Introduction. - NSAs and Human Rights, Liberties and Democracy Advocacy. - NSAs and Peace and Disarmament Advocacy. - NSAs and Economic Advocacy. - NSAs and Societal Advocacy. - Defense Industry Corporations. - Media Organisations and Social Media Platforms. - Violent Non-State Actors. - Conclusions
Péter Marton holds a PhD in International Relations and is currently Lecturer in International Relations and International Security at Corvinus University in Budapest, Hungary, and Associate Professor at McDaniel College – Hungarian Campus. His fields of research include Security Studies, Foreign Policy Analysis and Global Public Health. He has published, inter alia, in Defence Studies, Communist and Post-Communist Studies, the Journal of Soviet and Post-Soviet Politics and Society, the Journal of Contemporary African Studies and New Perspectives. He is co-editor of the Palgrave Encyclopedia of Global Security Studies.

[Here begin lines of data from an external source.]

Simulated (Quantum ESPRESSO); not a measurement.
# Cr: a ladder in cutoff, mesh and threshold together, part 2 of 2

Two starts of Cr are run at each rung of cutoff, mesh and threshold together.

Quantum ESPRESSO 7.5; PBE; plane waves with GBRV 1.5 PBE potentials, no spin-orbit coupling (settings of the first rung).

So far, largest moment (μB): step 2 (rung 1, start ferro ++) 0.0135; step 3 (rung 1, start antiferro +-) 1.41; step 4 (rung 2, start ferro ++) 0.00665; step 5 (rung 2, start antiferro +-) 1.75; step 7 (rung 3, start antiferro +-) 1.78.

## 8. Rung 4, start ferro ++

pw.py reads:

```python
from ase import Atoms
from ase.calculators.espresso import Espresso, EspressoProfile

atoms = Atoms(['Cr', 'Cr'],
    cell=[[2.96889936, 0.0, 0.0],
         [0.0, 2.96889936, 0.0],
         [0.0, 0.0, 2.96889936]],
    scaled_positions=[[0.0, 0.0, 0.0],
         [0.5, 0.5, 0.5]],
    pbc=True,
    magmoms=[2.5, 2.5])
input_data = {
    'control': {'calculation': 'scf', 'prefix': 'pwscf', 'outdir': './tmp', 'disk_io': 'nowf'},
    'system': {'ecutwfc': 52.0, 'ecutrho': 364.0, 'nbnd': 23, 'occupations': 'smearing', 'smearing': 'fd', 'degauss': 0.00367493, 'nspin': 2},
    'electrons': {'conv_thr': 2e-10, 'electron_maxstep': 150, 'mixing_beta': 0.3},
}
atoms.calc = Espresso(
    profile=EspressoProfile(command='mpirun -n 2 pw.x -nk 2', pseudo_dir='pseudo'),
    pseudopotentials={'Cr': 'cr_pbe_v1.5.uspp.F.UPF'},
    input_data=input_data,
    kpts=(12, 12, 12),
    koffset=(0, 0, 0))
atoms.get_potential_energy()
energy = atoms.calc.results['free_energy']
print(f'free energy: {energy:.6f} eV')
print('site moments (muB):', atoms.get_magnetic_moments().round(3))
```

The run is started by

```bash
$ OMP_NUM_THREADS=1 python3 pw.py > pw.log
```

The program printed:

Gry Thomasen is a Senior Policy Fellow at BASIC (British American Security Information Council) Dr Thomasen holds a PhD in Cold War history from the University of Copenhagen and was awarded a postdoc grant from the Carlsberg Foundation to undertake research into nuclear non-proliferation history at the Danish Institute for International Studies. Dr Thomasen has previously been Visiting Postdoctoral Research Fellow at the Cold War History Research Centre in Budapest and a Visiting Researcher at the Centre for Science and Security Studies, King's College, London. Most recently, she has published in the International History Review and Marine Policy.
Csaba BÉKÉS (1957-) is a Research Professor in the Centre of Social Sciences, Institute of Political Science, (formerly: Hungarian Academy of Sciences), Budapest and serves as Professor of History at Corvinus University of Budapest. He is the founding director of the Cold War History Research Center, Budapest (www.coldwar.hu) and a recurring visiting professor at Columbia University, New York. His main field of research is Cold War history, East–West relations, the history of détente, Hungarian foreign policy after World War II and the role of the East Central European states in the Cold War. He has widely published on these topics in Hungarian, English and German; he is also a contributor of the three volume The Cambridge History of the Cold War (2010). He is a member of the editorial boards of the Journal of Cold War Studies and Cold War History (until 2020). His numerous books include The 1956 Hungarian Revolution and World Politics (1996); The 1956 Hungarian Revolution. A history in documents. (Co-ed.) (2002); Hungary and the Warsaw Pact, 1954–1989. Documents on the Impact of a Small State within the Eastern Bloc (2003); From Europe to Europe. Hungary in the Crossfire of Conflicts, 1945– 1990, (2004) (in Hungarian). His recent publications include: East Central Europe, 1953–1956” (2010), Cold War, Détente and the Soviet Bloc. The evolution of intra-bloc foreign policy coordination, 1953–1975 (2014); Hungary, the Soviet Bloc, the German question and the CSCE Process, 1965–1975 (2016), The Long Détente and the Soviet Bloc, 1953–1983 (2017). Soviet Occupation of Romania, Hungary, and Austria 1944/45–1948/49 (Co-ed.) (2015); Enyhülés és emancipáció. Magyarország, a szovjet blokk és a nemzetközi politika, 1944–1991. [Détente and emancipation. Hungary, the Soviet Bloc and international politics, 1944–1991] Budapest, Osiris kiadó – MTA TK, 2019; Békés, Csaba – Kalmár, Melinda [Eds.] Students on the Cold War. New findings and interpretations. Budapest, Cold War History Research Center – Corvinus University of Budapest, 2019.
András Rácz is Senior Research Fellow at the Berlin-based German Council on Foreign Relations (DGAP). Dr. Rácz holds a Ph.D. in Modern History from the Eötvös Loránd University in Budapest, Hungary. Before joining the DGAP in 2019, he was Associate Professor at the Pázmány Péter Catholic University in Budapest and Security Policy Analyst of the policy think tank Political Capital. Between 2014-2016, he was a Senior Research Fellow of the Finnish Institute of International Affairs in Helsinki. Earlier, he worked inter alia as senior research fellow at the former Hungarian Institute of International Affairs and as visiting researcher at the Transatlantic Academy of the German Marshall Fund in Washington D.C. His fields of expertise include the security and defence policy issues of Russia and the post-Soviet region, as well as relations of Russia and Central-Europe, in addition to the foreign policy of Hungary.